My default stance on any computer product is “broken until proven working.” I never assume anything will work as advertised until I’ve tested it myself. But sometimes even this level of paranoia is not enough, as illustrated by this past weekend.
tl;dr version: in the past few days, the following basic things have failed on me:
- Intel’s Gigabit ethernet driver
- The Linux the boot loader
- Brand-new hard drives
- C library string functions
I should not have to deal with problems with these basic building blocks. This is 2011, not 1989.
I’m going to accelerate the transition of my whole computing infrastructure to the cloud. I’m perfectly happy to pay Amazon staff to handle all these nit-picky problems for me.
Detailed account of what happened, for posterity:
– I wanted to try setting up a VPN with OpenVPN on my Linux server, but I hadn’t compiled the necessary “tun” module into the kernel. No problem, I’ll just recompile it, and might as well upgrade to the latest kernel version at the same time.

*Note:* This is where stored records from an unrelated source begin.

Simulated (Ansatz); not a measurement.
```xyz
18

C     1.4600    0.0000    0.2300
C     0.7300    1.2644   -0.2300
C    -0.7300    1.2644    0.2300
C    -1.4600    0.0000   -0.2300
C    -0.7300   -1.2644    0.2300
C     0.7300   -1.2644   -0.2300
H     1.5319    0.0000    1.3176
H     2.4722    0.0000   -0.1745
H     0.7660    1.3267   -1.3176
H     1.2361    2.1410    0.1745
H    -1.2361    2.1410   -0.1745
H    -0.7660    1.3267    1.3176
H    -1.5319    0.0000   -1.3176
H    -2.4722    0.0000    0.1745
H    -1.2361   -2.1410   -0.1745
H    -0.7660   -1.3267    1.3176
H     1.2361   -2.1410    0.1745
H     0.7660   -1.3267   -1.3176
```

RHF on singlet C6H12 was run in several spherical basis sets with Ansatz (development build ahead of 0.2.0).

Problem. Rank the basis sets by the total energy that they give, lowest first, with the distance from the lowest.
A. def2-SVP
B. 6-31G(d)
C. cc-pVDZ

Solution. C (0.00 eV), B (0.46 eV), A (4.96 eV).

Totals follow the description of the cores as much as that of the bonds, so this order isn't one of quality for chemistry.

– Oops, now my render nodes won’t connect to the network. It turns out the Intel Gigabit Ethernet driver included with the new kernel acts flaky on my hardware. Tried forward-porting the old driver to the new kernel, but there were too many API changes. Gave up and wrote a script that checks the Ethernet connection every 10 minutes and resets it if it’s down.
– Oh, and now the server complains that the kernel image is getting too big for LILO. Well, I guess I might as well join the modern era and upgrade to the new GRUB bootloader.
– Oops. GRUB won’t even install, complaining of some device error, apparently because of changes to how udev exposes devices in the latest kernel. So I guess I can’t use GRUB now, because the version Debian ships isn’t compatible with newer kernels. Gave up and pray LILO doesn’t fail in the future.
– Got a batch of four new 2TB Western Digital “Green” drives to replace the 250GB drives in my file server. After sliding them in, discovered that they cripple read/write performance down to <10MB/sec and time-out frequently. (Yes, I checked Google and found lots of reports about the 4KB sector size causing problems, but that’s not my issue – I am SURE my partitions are aligned correctly). No way I’m going to rely on these drives for my server. Order new Hitachi drives.
– Brought my Debian packages up to date, including updating glibc from 2.5 to 2.11.
– Oops. Now any C program I compile segfaults immediately upon the first call to any string function (what???). Eventually discovered that the new glibc plays tricks with linker symbols in a way that my older binutils can’t handle. Very disappointed that there is no error message for this – things compile fine, then just refuse to run. Silent failure is a Cardinal Sin of software. Upgraded binutils and all is well again.